The scale of America's deficits made it vulnerable to bond market pressure. The fact that foreign investors might suddenly turn away from Treasurys evoked the nightmare of a sudden stop to external financing of America's imbalances. But it was the identity of the foreign investors that infused the scenario with real terror. Until the 1980s the major foreign investors in the United States had been European. Then Japan, with its giant trade surpluses, had taken over. Still in the new century it was one of America's largest creditors. But in the 1990s, with a surging yen and a domestic economy crippled by a devastating real estate bust, Japan's competitive threat had faded. Since the millennium, globalization had acquired a new Asian face. In April 2006, when Obama spoke about keeping our "debt out of the hands of foreign nations," everyone knew it was China and its Communist regime that he was talking about.
II
Since the 1970s China had been a cornerstone of US geopolitics. Nixon and Kissinger had unhinged the fronts of the cold war by breaking China out of the Soviet embrace. Now the Soviet Union had faded from view, and the European theater of the cold war had faded along with it. The Pacific was the new horizon of American power and China the future rival. For the first time since the rise of Nazi Germany, the United States faced a power that was, at one and the same time, a potential geopolitical competitor, a hostile political regime type and a capitalist economic success story. The fact that Obama came to the Brookings meeting from talks about a nuclear deal with India was a telling coincidence. America was looking for new allies in Asia. But what mattered more than nukes, at least as far as the Hamilton crowd was concerned, was economics.
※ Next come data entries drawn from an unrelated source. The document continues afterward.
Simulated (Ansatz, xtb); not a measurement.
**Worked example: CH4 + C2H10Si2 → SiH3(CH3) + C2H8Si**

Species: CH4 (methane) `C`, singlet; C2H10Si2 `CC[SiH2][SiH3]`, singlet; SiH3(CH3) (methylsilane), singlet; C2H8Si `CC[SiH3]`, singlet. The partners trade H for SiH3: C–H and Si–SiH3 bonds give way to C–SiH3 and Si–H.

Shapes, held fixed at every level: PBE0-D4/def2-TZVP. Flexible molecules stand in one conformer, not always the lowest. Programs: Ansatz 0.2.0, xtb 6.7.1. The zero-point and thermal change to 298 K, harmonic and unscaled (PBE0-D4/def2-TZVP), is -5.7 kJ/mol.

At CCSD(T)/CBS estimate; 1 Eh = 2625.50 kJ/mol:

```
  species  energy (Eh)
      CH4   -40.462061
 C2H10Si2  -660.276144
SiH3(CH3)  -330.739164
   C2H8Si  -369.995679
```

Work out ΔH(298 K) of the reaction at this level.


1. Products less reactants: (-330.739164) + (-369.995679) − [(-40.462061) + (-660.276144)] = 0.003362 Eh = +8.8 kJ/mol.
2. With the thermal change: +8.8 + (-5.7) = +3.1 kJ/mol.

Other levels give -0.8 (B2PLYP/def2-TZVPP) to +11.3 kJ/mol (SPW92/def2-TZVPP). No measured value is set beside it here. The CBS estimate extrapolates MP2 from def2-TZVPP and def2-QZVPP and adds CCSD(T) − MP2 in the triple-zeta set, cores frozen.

The Clinton administration had midwifed China into globalization. In November 1995, Washington encouraged Beijing's application to join the newly founded World Trade Organization (WTO). America had done this before, of course, with Western Europe after 1945, with Japan and East Asia in the 1950s and 1960s and with Eastern Europe in the 1990s. Opening markets was good for American business, for American investors and for American consumers. America's economic interests were so widespread that they were de facto identical with global capitalism. By the mid-1990s Washington had abandoned any frontal challenge to the Chinese Communist regime over human rights, the rule of law or democracy. Instead, globalists of both the Democratic and Republican parties wagered that the powerful and impersonal force of commercial integration would in due time make China into a biddable and congenial "stakeholder" in the world order.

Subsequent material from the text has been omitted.